Throughout the Obama years, the NRA sent out countless dire warnings about our nation’s first black president confiscating firearms. Those warnings pushed millions to buy more firearms and filled the NRA coffers with donations.

In a December 2009 direct-mail letter, LaPierre warned of “massive armies of anti-gun, anti-freedom radicals marshaling against us for an attack that could make every other battle we’ve ever fought look like a walk in the park.… And I can guarantee you that in this ‘new’ America—an America unlike anything you can even imagine—your firearms and your Second Amendment rights WON’T be welcome.”

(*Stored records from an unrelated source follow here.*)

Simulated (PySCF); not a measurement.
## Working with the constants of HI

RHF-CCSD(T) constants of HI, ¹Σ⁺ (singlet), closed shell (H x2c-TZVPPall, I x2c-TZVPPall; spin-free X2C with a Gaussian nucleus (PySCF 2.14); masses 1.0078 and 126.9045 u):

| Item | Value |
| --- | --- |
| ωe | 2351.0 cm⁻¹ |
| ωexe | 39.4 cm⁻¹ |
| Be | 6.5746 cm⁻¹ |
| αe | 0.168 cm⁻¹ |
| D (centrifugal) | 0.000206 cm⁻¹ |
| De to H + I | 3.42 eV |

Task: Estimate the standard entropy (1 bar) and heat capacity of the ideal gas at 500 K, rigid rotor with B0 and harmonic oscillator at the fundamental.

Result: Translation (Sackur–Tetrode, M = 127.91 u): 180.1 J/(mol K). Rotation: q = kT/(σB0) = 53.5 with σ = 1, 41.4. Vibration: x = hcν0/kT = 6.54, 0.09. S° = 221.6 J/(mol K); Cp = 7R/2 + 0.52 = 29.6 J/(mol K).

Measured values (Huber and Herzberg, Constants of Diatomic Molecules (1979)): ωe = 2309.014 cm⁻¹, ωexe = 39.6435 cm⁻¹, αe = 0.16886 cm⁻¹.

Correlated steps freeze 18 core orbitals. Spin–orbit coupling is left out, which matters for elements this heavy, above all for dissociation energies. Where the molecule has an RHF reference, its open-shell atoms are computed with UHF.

Such messages are still the norm, and militaristic calls to violence are still part of the strategy. The following piece of direct mail is not much different from the kind of rhetoric you would expect to find in ISIS recruitment materials. Here, the NRA urges members to “sacrifice” themselves in the name of firearm freedom. “Our Constitution and our system of government guarantee that every American has the opportunity to write his or her name in the history books of tomorrow—to leave his or her imprint on the fabric of our nation. But in the end, history is always written only by a select few—the few who sacrifice of themselves to fight for the causes in which they believe.”3

For the Trump era, the lobby and its properties have transformed themselves into the kind of state media you found in my former and no longer existent home country, the Soviet Union. The NRA defends Trump at every turn and viciously attacks the mainstream media for accurately reporting on his administration. It is the ultimate us-versus-them dynamic. “The only way we save our country and our freedom is to fight this violence of lies with the clenched fist of truth,” spokesperson Dana Loesch told NRA members in one popular video, her eyes sternly and seriously staring into the camera. “I’m the National Rifle Association, and I’m freedom’s safest place.” These videos feature an absurd number of black-and-white images to visually communicate how the country is falling apart, its traditions and values under attack. Loesch threatens to burn copies of the New York Times and attacks other popular newspapers, pretending that they lie about freedom-loving NRA members; she shows fast images of landmarks in Washington, DC, and other cities, implying that they’re full of people intent on destroying all things American, beginning with the Second Amendment.4

The NRA reinforces the anxieties of a no longer all-powerful conservative minority in a way that interweaves conservative social intolerance with the politics of gun rights. The latter is at times indistinguishable from the former. In 2018, it is hitching itself to a particular president and his constituency, possibly alienating gun owners who do not subscribe to the president’s racism, sexism, and authoritarianism. Thus it risks losing power once the political winds change. Some gun owners are already objecting.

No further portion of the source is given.